I recently read an article by Susan Patton, a Princeton alum and mother, who told female students to find husbands at school before they graduate. You can read it here.http://money.cnn.com/2013/04/01/pf/princeton-mom-women/?sr=fb040113princetonmom8p. Wow this article is a load of bullshit. I use the word bullshit not because I can’t think of a better word but because it firmly describes what I think of this woman’s point of view. “Find a man before you graduate because women have a shelf life,” ? What? I’m sorry, I spent my entire college career focused on three things:
1) Getting an education/graduating
2) Making some of the best friends of my life
3) Experiencing said life to its absolute fullest and not regretting any of it.
Sure some parts of numbers two and three resulted in some not-so-wise decisions, but I also used them as stepping stones and growing pains, to be cliché, to come out a better person on the other side. Relationships, husbands in particular, were really not part of my vernacular. While I DID have a new crush every semester it seemed, the last thing I ever thought about was getting married.

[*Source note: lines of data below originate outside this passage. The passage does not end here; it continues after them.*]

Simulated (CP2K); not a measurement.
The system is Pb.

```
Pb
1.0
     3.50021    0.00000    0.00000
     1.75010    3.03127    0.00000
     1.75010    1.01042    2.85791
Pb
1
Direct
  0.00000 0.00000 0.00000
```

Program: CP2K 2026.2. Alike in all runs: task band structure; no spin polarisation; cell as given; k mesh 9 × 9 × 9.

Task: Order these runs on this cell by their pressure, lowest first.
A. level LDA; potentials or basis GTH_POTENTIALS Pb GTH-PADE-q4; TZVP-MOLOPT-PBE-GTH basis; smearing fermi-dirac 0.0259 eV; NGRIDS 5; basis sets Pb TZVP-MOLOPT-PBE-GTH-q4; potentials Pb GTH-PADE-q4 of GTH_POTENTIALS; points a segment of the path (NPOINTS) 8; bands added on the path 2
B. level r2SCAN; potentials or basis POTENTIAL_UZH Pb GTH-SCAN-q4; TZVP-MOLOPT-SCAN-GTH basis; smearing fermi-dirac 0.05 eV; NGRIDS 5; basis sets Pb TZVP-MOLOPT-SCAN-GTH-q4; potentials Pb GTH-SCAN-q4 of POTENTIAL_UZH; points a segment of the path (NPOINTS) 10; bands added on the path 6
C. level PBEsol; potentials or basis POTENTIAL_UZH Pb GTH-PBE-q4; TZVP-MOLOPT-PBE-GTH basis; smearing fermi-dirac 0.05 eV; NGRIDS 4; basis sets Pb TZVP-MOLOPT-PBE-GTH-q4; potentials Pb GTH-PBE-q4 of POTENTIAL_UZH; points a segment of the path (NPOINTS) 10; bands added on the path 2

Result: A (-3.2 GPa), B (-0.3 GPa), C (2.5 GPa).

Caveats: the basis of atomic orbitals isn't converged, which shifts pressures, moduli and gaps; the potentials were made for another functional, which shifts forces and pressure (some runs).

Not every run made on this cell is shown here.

I’m sorry Ms. Princetonian, but there is more to life, and college for that matter, than finding your potential mate. And a shelf life? Wow, for someone who is supposed to be very smart you sure make dumb comments. Why not send us back 70 years and tell us we can’t sit next to African-Americans or be anything but secretaries and teachers.
I can understand her argument that perhaps if you meet someone younger you have a longer time to play house and raise a family and then be traveling retirees at 59.5 years old. But we’re also not really all that mature at 22 and chances are, we are going to be different people in our 30s and perhaps, not think the same of our spouse as we did at 21. Women of my generation are rarely getting married that young. And for those of you who did, I think it’s great. I have nothing against young marriage if it’s meant to be, but i have very few friends who married right out of college and are still together. And i don’t know ANY of my friends who went to college solely to seek out a husband.
Like MANY of my friends, I am a successful, professional, woman. I am a mother who is happy in love and loving life. Yes, Ms Princeton-lady, I DO have it all. I have a job I love, have worked hard for and married my best friend. And if I’d met him while in college, surely I would have passed him by. Because the person I was at 21 is not the woman I was at 26 or especially 30, when we married. My priorities were completely different than what they are today. I was not mature. I was not ready to be a wife. I wasn’t ready to understand what it meant to compromise, sacrifice and make hard decisions. Most days my hardest decision was did I want to go to class or stay up pondering “The Big Lebowski” for another hour and skip my 8 a.m.
Today 8 a.m. is a luxury hour of which I rarely sleep past, but I wouldn’t trade it. I have to disagree with Ms. Patton in every regard. Women are older nowadays when they get married because we want to be self-sufficient, intelligent, mature and able to handle what life throws at us. Sure we like chivalry, but that doesn’t mean we can’t make our own money or know how to pump our own gas. We can still cook our family dinner and do all the traditional feminine roles, but we’re going to be doing it while checking email, paying bills and meeting a friend for lunch.
I’m no women’s lib fanatic but when reading this article I immediately felt a need to respond. The irony to me of course is that this woman is divorced because she felt that it was horrible to be married to someone not as smart as her. Maybe her husband felt it was just horrible to be married to someone with ridiculous ideas. Clearly she is not happy, so who is she to preach on the way someone should live her life?